Browning Crowell-Barker Competition Cutting Knife

The Browning Arms Company was originally established in Ogden, Utah in 1880 by gunsmithing genius John Moses Browning with the aid of his brothers.

Since then, the company has gone through several different permutations such as the liquidation of its parent company in 1951 which reduced the company to the status of a firearms importer with wholesale functions and then the establishment of the new parent company, the Browning Arms Company, in 1955.

This was followed by the 1977 purchase the majority of its outstanding stock by Miroku in Japan and FN in Belgium.  However, through all of these changes, the company has maintained its focus on producing innovative products with very high quality standards. And thus today, the name Browning is synonymous in outdoorsmen’s minds as being the pinnacle of quality against which all others are measured.

Such is the case with the Browning Crowell-Barker Competition Cutting Knife. This knife features an overall length of 15” with a 10” flat ground, drop point blade made from ¼” non-stainless 1085 C high carbon steel (equivalent to Japanese SK-5) with a Rockwell Hardness of 58-60. In addition, it features full-tang construction with a 5” handle and grey Micarta handle slabs. Plus, this knife is supplied with a heavy-duty leather sheath.

Furthermore, this knife was designed by two gentlemen named James Crowell and Reggie Barker who are the only two men to win an American Bladesmith (ABS) World Cutting Championship. In fact, rope cutting competitions (while not particularly practical to my mind) have become a popular spectator sport at knife shows around the country. These two men are uniquely qualified to design a cutting competition knife for Browning.

Although this knife may have been designed specifically for rope cutting competitions, it is also an excellent survival knife. For instance, not only is the long, slim blade very elegantly designed, it has a very practical shape.

Yet the exact design of this blade is very difficult to classify because it is technically a drop point due to the fact that the tip of the blade is located below the spine due to the slight positive forward angle of the blade in relation to the handle. However, the spine of the blade also exhibits a very slight, concave, dip extending from the plunge line to the tip of the blade which makes it appear to be a trailing point blade design instead.

However, regardless of how you classify the blade shape, it is a very practical design that is capable of far more that just cutting rope. Also, the flat grind on the blade combined with a ¼” spine creates a blade that can be honed to a very sharp edge whilst being able to absorb the shock generated by using the knife to chop saplings and split small logs using a baton.

In addition, the sweep of the belly from the edge to the tip is very well designed for general use and thus, it would also serve well as a hunting knife for processing large game. Also, the choil forms an integral quillion that start immediately behind the plunge line, so the edge can be sharpened all of the way to the back to provide the user with the greatest amount of leverage when carving with the knife.
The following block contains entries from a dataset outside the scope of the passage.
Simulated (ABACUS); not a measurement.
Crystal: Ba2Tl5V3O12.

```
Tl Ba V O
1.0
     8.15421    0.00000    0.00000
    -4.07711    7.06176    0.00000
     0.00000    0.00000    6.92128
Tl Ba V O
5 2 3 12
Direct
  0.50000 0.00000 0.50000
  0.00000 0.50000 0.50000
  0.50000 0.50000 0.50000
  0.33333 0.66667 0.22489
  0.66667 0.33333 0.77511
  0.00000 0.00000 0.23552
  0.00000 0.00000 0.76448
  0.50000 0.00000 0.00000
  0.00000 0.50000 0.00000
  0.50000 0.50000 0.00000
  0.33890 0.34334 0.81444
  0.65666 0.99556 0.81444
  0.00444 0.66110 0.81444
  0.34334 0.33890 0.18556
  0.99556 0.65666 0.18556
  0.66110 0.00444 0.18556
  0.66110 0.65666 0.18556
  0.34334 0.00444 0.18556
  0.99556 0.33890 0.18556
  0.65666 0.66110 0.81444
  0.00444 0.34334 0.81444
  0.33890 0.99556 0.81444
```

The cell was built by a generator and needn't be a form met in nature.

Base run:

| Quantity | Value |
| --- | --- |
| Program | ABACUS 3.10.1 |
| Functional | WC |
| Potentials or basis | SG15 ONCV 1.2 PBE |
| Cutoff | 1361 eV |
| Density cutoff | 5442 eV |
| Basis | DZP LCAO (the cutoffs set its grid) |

Furthermore, the handle slabs found in the Browning Crowell-Barker Competition Cutting Knife are made from grey canvas Micarta which is quite possibly the perfect handle for a dedicated wilderness survival knife because it is impervious to moisture, chipping, splitting or cracking and the slightly rough surface provides an excellent grip. In addition, the shape of the handle is clearly designed for chopping and the tapered grip is clearly designed for maximum retention when doing so. Plus, to further enhance retention, each of the three rivets that secures the handle slabs to the full tang is hollow so that the user has the option of using them as lanyard holes.

However, there is one thing that I don’t like about this knife and that is the fact that the handle slabs do not extend the full length of the ricasso but instead they end about 3/8” shy of the downward curve of the choil. Thus, I would like to see the handle slabs extended a little further so that the user could “choke up” on the handle and place their index finger directly against the choil when sharpening stakes and cutting notches for traps and snares.

But, all things considered, the Browning Crowell-Barker Competition Cutting Knife is a very well constructed and well designed knife that is worthy of the Browning name. In addition, having the knife designed by the two men who have won more rope cutting competitions than any other competitor is definitely a plus since these two men apparently truly understand what a large knife should be capable of.